Buffalo Evening News, New York
Mike Vogel

A Sci-Fi Master Celebrates 50 Years in High-Flying Style

THE PULPS are back – monsters, rockets, blasters and all.

And they’re back in style, a style that spans half a century of peering into the future by one of the masters of the pulp magazine form.

For anyone familiar with the golden age of the pulps, the magazine thrillers with prose matching the lurid covers, there’s a certain response to the name of L. Ron Hubbard before he got deeply serious, he was – simply – one of the best in the science-fiction field.

And the field at that time was purely science fiction, without the mixture of fantasy and "soft" science that marks the field today. It was "hard" science fiction, with labs and scientists and answers firmly rooted in technology.

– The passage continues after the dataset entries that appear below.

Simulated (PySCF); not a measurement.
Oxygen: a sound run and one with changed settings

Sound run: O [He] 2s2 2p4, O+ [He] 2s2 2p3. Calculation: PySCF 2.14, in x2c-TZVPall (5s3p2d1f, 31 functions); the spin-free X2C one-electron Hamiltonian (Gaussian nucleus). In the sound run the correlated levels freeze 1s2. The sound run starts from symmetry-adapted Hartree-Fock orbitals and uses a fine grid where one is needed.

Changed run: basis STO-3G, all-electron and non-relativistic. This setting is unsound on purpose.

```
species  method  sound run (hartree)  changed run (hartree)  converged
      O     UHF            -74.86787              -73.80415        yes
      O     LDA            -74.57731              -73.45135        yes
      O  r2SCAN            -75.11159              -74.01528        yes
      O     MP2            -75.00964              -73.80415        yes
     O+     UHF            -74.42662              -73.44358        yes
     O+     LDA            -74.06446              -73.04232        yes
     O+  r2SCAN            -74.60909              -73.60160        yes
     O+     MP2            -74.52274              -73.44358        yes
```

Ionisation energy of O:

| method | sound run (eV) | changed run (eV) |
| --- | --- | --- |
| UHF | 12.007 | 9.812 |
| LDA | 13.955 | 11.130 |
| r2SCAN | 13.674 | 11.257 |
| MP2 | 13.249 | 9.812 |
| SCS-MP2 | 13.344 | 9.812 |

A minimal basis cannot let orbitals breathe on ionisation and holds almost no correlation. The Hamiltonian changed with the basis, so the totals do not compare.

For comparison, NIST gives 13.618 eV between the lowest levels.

Battlefield Earth is a prime exhibit, even though it’s a project of the 1980s. Hubbard, in a prologue defining his art, describes it as "the only one I ever wrote just to amuse myself," and he wrote it as a celebration of his 50th year as a professional writer.

It is Rocky, Indiana Jones, Star Wars, Flash Gordon and Battlestar Galactica all rolled into one – and then some.

It starts with a buckskin-clad frontiersman riding out of town – and ends with him riding off into the sunset and legend. Not bad, for a book that’s not a western.

It is Pure Good against Pure Evil, Mankind picking itself up off the mat to deliver a knockout blow to the rulers of the universe, damsels in distress and dog fights in the skies over Britain. You can fit a lot of this sort of thing into 819 pages and you can do it in cliffhanger-after-cliffhanger style.

Hubbard’s hero in this novel, subtitled "A Saga of the Year 3000," is one Jonnie Goodboy Tyler, resident of a mountain village near what once had been Denver. About the year 2,000 the totally merciless and rapacious Psychlos, possessors of the secret of teleportation and enslavers of all other races, had found the insignificant Earth by backtracking a space probe with an engraved map (take that, Carl Sagan) and had wiped out all but a few earthlings with a barrage of poison gas.

Tyler’s curiosity breaks the millenium of lethargy and lands him as a captive in the Psychlos’ mining complex, where the BEMs (the generic sci-fi abbreviation for bug-eyed-monsters, who may or may not be bug-eyed) are getting the planet for its minerals.

Jonnie escapes, rallies the troops, and pulls off a series of impossible raids and battles that are won through personal bravery and his lightning-quick mind. You get the picture.

Of course, Hubbard hasn’t been able to totally ignore a few ideas he probably couldn’t have flown in his pulp-magazine days; the ultimate battle, the one that comes after the combined forces of the BEMs have been turned back, is a delicious twist and an amusing satire involving bankers.

For anyone with the stamina for a novel this long, Battlefield Earth is vintage hard science fiction, done by a master storyteller.